NFS: the new millennium
The early days of NFS were controlled by Sun Microsystems, the originator of the NFS protocol and author of both the specification and implementation. As the new millennium approached, interest in NFS increased and independent implementations appeared. Of particular relevance here are the implementations in the Linux kernel that drew my attention — particularly the server implementation — and the Filer appliance produced and sold by Network Appliance (NetApp). The community's interest in NFS extended as far as a desire to have more say in the further development of the protocol. I do not know what negotiations happened, but happen they did, and one clear outcome is documented for us in RFC 2339, wherein Sun Microsystems agreed to assign to The Internet Society certain rights concerning the development of version 4 (and beyond) of NFS, providing this development achieved "Proposed Standard" status within 24 months, meaning by early 2000. That particular deadline went wooshing past and was extended. We got a "Proposed Standard" in late 2000 with RFC 3010, which was revised for RFC 3530 in April 2003 and again for RFC 7530 in March 2015.
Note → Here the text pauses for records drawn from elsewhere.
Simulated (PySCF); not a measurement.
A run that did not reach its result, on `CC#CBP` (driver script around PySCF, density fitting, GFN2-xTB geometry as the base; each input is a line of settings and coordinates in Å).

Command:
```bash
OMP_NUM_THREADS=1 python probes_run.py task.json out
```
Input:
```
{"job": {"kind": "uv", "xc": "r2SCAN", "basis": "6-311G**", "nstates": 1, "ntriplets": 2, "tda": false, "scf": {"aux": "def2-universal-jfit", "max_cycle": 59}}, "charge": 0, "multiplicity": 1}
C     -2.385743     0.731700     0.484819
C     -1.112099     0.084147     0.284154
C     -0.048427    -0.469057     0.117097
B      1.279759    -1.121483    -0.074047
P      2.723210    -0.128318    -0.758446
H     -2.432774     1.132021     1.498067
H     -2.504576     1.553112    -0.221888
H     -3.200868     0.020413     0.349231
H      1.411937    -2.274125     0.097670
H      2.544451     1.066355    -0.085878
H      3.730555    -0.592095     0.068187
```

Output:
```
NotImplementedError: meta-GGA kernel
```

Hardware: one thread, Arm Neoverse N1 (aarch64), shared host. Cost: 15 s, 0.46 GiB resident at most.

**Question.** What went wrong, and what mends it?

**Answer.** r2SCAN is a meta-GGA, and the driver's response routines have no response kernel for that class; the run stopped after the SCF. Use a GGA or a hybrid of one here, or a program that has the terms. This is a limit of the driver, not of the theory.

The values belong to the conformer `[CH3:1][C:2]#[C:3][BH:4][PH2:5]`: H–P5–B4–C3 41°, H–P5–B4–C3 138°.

The IETF working group tasked with this development was mostly driven by Sun and NetApp; it had two co-chairs, one from each company, and most of the authors listed on the RFC are from these companies. My memory of these discussions is that there was quite a long list of perceived needs but no shared vision of a coherent whole. The impending (and changing) deadline drove a desire to get something out, even if it wasn't perfect. Consequently NFSv4 — particularly this first attempt which is now referred to as NFSv4.0 — felt to me like useful pieces that had been glued together, rather than carefully woven into a fabric; the elegance that I could see in NFSv2 was gone.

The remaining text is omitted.